Last night I found an interesting email in my gmail account. It seems that DreamHost had moved me from my usual server and put me on an “evaluation” server. Apparently I had been using too many CPU minutes on the shared server. And while this is certainly a very reasonable resource for DreamHost to be monitoring, I am kind of bummed that I didn’t get a warning message of some kind before I was moved. (Although, it’s certainly possible that I did get a warning message and missed it somehow…)
Step One: Make Some Guesses
So I’ve been moved to a “limbo” server and directed to a FAQ laying out exactly what’s going on. I’m certainly not looking to be any sort of troublemaker on the server, and to the best of my knowledge I don’t have anything running on my website/shell that would generate very much CPU time, but I immediately have some contenders.
My first guess (naturally) is the most recent addition to my website. I’ve installed two Trac instances for handling the Bunker Management System project and the Late-Night at Nichols: LAN Party project. They run in FastCGI mode using SQLite, so they were my first suspects.
My second suspect was the meeting monitoring software that I wrote for Mr. Plumb. Though that has been running “as-is” for a couple months now and I wouldn’t expect any change in CPU usage.
Step Two: Check the CPU Usage Logs
Unfortunately I wasn’t able to handle the situation immediately, because I needed to wait for a while for the resource consumption logs to be created for my user so that I could analyze what’s going on. But this morning when I hopped on to check things out, I was surprised by the results. The file at ~/logs/resources/bradshaw.sa.analyzed.0 had what I was looking for:
Process CPU seconds user machine count average
php.cgi 7415.0300 99.696% 30.896% 8961 0.827
scrape.py 11.3800 0.153% 0.047% 53 0.215
calendar_copy.p 3.5800 0.048% 0.015% 79 0.045
trac.fcgi 2.8200 0.038% 0.012% 13 0.217
trac.fcgi 2.6100 0.035% 0.011% 33 0.079
notify.py 1.9100 0.026% 0.008% 53 0.036
wget 0.1200 0.002% 0.001% 13 0.009
bkms.fcgi 0.0900 0.001% 0.000% 13 0.007
bash 0.0400 0.001% 0.000% 1 0.040
scrape.py 0.0200 0.000% 0.000% 159 0.000
sshd 0.0200 0.000% 0.000% 1 0.020
ls 0.0200 0.000% 0.000% 7 0.003
notify.py 0.0100 0.000% 0.000% 159 0.000
----------------------------------------------------------------------
Total: 7437.6500 100.000% 30.990% 9545
Average per day: 7437.6500 1 days
CPU percentage assumes 24000 cpu seconds per day total.

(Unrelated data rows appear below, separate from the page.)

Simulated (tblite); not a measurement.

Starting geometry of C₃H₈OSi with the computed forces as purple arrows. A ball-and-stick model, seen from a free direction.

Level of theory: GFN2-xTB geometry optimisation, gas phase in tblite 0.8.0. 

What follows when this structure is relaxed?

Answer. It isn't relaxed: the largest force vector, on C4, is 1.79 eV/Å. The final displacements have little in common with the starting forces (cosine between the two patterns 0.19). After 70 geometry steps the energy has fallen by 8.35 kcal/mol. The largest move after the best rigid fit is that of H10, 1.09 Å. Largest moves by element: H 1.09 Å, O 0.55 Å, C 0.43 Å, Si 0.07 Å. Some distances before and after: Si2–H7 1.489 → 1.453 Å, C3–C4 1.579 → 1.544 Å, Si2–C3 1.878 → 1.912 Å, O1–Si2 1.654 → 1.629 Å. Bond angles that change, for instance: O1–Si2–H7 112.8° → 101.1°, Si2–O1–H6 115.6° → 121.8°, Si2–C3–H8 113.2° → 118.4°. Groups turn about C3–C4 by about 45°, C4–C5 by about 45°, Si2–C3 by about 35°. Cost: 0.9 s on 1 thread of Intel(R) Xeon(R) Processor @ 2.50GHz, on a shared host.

I emphasized the line that is clearly causing the issue with too much CPU usage. This isn’t exactly a solved case, however, only a great tip. First, this knocked out my original guesses of Mr. Plumb’s notifier, and the Trac installations. The lines for scrape.py and notify.py are the meeting notifier software, and summed they only come to 13.32 seconds. The trac.fcgi lines handle the Trac installations, and summed they come to 5.43 seconds. Much less than I expected!
But that problem line, the obvious over-user of precious cycles, is php.cgi. That doesn’t tell me a specific application, instead, that tells me that some php pages written to execute in CGI mode are using the large numbers of CPU cycles. Odd, I don’t have many of those.
Step 3: If we don’t know what the problem is by now, make new guesses.
Well, since my assumptions failed me, it was time to try and think of any php cgi pages that I have running that do anything significant. This was a little harder for me, because almost all (all?) of my personal projects run in Python, not PHP. So my list of possible culprits ended up being pretty short: WordPress, Gallery2, and PHP-Calendar.
But if I’ve already checked the CPU usage logs, how will I make any progress. I figured I had two options. First, the CPU Minutes FAQ on the DreamHost Wiki lays out the methodology to make all of ones PHP not run as CGI and move their usage into Apache instead. (Hopefully by process of elimination it would reveal the answer.)
Step 4: Check the web server logs
That’s a little much for me at this point, so I opted for option two: check the web server logs to see what part of the site is getting hit most. Here is where I found my golden goose.
| 4378 |
26.43% |
Mar/ 4/06 12:45 AM |
/ical/day.php |
| 3316 |
22.93% |
Mar/ 4/06 12:46 AM |
/ical/week.php |
| 3164 |
28.51% |
Mar/ 4/06 12:46 AM |
ical/month.php |
| 950 |
2.34% |
Mar/ 4/06 12:44 AM |
/ical/print.php |
Those are the top four lines of my Request Report. Bah! For some reason my PHP-Calendar installation is getting jackhammered like downtown Boston. Now to figure out why.
Checking the Host report shows this important line:
| 12259 |
74.07% |
66.249.65.11 |
Jinkies! 74% of my traffic is requested by one IP address! But who the heck is it? My guesses were either myself, myself at work, or a search engine. Survey says?
[bradshaw@limbo-spunky3 resources] $ host 66.249.65.11
Name: crawl-66-249-65-11.googlebot.com
Address: 66.249.65.11
It’s Google. I’ve heard of this before. It turns out that virtually all calendaring applications have an infinite set of links that are easy for GoogleBots to follow. Turns out that my PHP-Calendar is a labyrinth for Google’s web crawler, and is probably a hog of CPU resources at the time.
Conclusion(ish) and Solution (probably)
Notice earlier I said “probably”. This is a classic case of correlation, and it’s very important to remember (in all facets of one’s life) correlation does not equal causation. But rationally I’m pretty sure that this is the problem.
So the solution? Well the correct solution is to actually have an appropriate robots.txt file to let Google know that my /ical folder really isn’t that interesting. However, I’m sort of lazy at the moment and haven’t been using that application effectively for a while now. So I just did a little chmod 000 ical and called it good.
Hopefully here shortly my CPU usage will come well under the 50 to 60 minutes that DreamHost allocates for their shared servers. If not, I might have to get a little more involved tracking down PHP applications that might be causing issues. But for now, I think it’s handled.